Compare that to the clear language in Koontz v. St. Johns River Water Mgmt. Dist., 720 So. 2d 560, 562 (Fla. 5th DCA 1998) [aside - yep, you guessed it, this was a precursor to the Koontz case being considered right now by the U.S. Supreme Court].
It is St. Johns' position that since there was a chance that a modified application might be approved, there was no final agency action. To be more precise, the District argued that since it had indicated that it would have granted the application if the owner had agreed to the off-site improvements, the owner should be required to make additional filings making other concessions until the District finally approves the permits before the owner is permitted to pursue a regulatory taking. We disagree. Koontz made a specific application to the District for permits that would permit him to develop a fraction of his property. His position, in effect, was that the application he filed and the concessions he was willing to make to the District in order for it to issue the permits (his giving up over two-thirds of his property to the District) was all that he could do and still retain an economic use of his property. The District turned him down. It made a final decision on the only application before it. One of the members of the District observed: “If they got a lawyer they ought to get him, get on with him.” There is no requirement that an owner turned down in his effort to develop his property must continue to submit offers until the governing body finally approves one before he can go to court. n.2 If the governing body finally turns down an application and the owner does not desire to make any further concessions in order to possibly obtain an approval, the issue is ripe. The owner in this case drew a line in the sand and told the District: “I can go no further.” Whether the owner can now convince the court that there has, in fact, been a taking is the issue properly before the trial court. 
n.2. But in Williamson, the applicant had not applied, and been turned down, for a variance that could have substantially affected the use of his property. Here, there was no other procedure left to the applicant to realize the economic feasibility of his project. The owner's only hope was for the District to change its mind on its conditions for approving the grant of the permits. St. Johns suggests that Koontz should have been required to submit another application offering to give the District two-thirds of his property and do the off-site improvements to one of the parcels owned by the District. And if the District still rejected the plan, he should have been required to submit yet another application agreeing to give two thirds of his property and possibly do the off-site improvements on the District's property but perhaps capping the cost to a particular amount. Such a requirement would eventually discourage the owner so that he might just go away. Here, the District turned down the owner's final submission. The issue is ripe.
The Koontz position seems much sounder: just let the landowner into court, where she can try to prove up her case, and the court can balance whether anything was taken. This court really seems to be conflating the merits of the development application--and the case--with ripeness. They're related, but not in the way this court describes. Note that I'm not saying that the developer should win here. The facts aren't especially good for the developer, since it seems that the developer may have negotiated away its rights to develop in the way it wanted to. But that doesn't change the fact that it's now unclear what is a final, meaningful application to develop land in Florida.

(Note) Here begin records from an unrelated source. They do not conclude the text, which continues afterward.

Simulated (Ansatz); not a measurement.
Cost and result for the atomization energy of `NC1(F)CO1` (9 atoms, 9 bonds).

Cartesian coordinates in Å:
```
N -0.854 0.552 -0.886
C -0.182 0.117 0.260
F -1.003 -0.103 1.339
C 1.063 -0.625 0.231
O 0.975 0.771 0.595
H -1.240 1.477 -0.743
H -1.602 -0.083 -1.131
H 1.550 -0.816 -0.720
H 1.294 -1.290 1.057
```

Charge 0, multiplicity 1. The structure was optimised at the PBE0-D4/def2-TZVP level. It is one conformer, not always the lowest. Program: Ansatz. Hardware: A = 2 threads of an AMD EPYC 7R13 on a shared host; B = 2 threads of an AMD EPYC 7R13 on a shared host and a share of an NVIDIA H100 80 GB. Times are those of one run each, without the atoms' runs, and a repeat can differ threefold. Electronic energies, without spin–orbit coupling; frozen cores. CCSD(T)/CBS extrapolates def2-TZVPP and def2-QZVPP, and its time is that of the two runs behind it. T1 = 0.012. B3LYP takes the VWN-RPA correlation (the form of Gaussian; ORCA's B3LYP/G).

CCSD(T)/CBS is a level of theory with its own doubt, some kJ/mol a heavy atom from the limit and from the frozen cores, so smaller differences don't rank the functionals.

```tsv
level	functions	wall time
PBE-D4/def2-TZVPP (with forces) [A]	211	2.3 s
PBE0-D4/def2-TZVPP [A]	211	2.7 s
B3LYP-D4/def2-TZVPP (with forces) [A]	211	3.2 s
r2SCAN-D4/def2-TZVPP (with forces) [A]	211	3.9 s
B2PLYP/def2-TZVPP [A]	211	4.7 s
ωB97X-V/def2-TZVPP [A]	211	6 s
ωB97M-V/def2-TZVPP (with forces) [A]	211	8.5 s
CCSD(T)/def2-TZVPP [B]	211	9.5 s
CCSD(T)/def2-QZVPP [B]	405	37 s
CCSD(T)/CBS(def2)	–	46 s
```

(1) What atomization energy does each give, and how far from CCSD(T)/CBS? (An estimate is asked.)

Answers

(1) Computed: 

In Florida, where decisions of District Courts of Appeal conflict, the Florida Supreme Court has discretionary jurisdiction to hear the case. The Florida Supreme Court, however, only accepts a very small percentage of these cases. Consequently, property owners in the 1st DCA's jurisdiction (roughly the North Florida, including the Panhandle) may be stuck with a decision that frustrates their efforts to get into court on takings claims.

Tuesday, February 5, 2013

Florida Courts Must Defer to Administrative Agencies' Interpretation of Their Own Rules

In Florida, as in other states and in federal law, courts must give deference to an administrative agency's interpretation of its own rules. I've found that the average citizen usually finds this odd. Why should we allow an agency making a determination on a permit, entitlement, or other benefit to interpret its own rules? The short answer is administrative law is about efficiency, and not always about fairness.

In any case, the 2d DCA recently reinforced this principle in Duke's Steakhouse Ft. Myers, Inc. v. G5 Properties, LLC, - So. 3d -, 2013 WL 191922 (Fla. 2d DCA Jan. 18, 2013). Duke's challenged an order of the South Florida Water Management District approving an environmental resource permit (ERP). The administrative law judge (ALJ) recommended that the agency deny the permit. The District, however, issued a final order approving the ERP, rejecting the ALJ's interpretation of the District's rules:
[The District's] board did not reweigh the evidence or modify the ALJ's findings of fact. Rather, it rejected the ALJ's interpretation of the applicable Florida Administrative Code—specifically, the ALJ's conclusion of law that G5 did not meet BOR section 5.2.1(a) water quality requirements. Section 120.57(1)(l ) provides that an agency may reject or modify the ALJ's conclusions of law and interpretation of administrative rules, so long as its determination is as or more reasonable than those of the ALJ. Beyond peradventure, an agency bears the primary responsibility to interpret statutes and rules within its regulatory expertise and jurisdiction. See, e.g., Pub. Emps. Relations Comm'n v. Dade Cnty. Police Benevolent Ass'n, 467 So.2d 987, 989 (Fla.1985). An agency's interpretation of such statutes and rules does not have to be the only reasonable interpretation—only a permissible one, see, e.g., Suddath Van Lines, Inc. v. Dep't of Envtl. Prot., 668 So.2d 209, 212 (Fla. 1st DCA 1996), and should not be overturned unless clearly erroneous. See, e.g., Collier County Bd. of County Comm'rs v. Fish & Wildlife Conservation Comm'n, 993 So.2d 69, 72 (Fla. 2d DCA 2008).
The 2d DCA concluded that the District's interpretation of its rules were as or more reasonable than the ALJ's  interpretation. Thus, it affirmed the District final order granting the permit.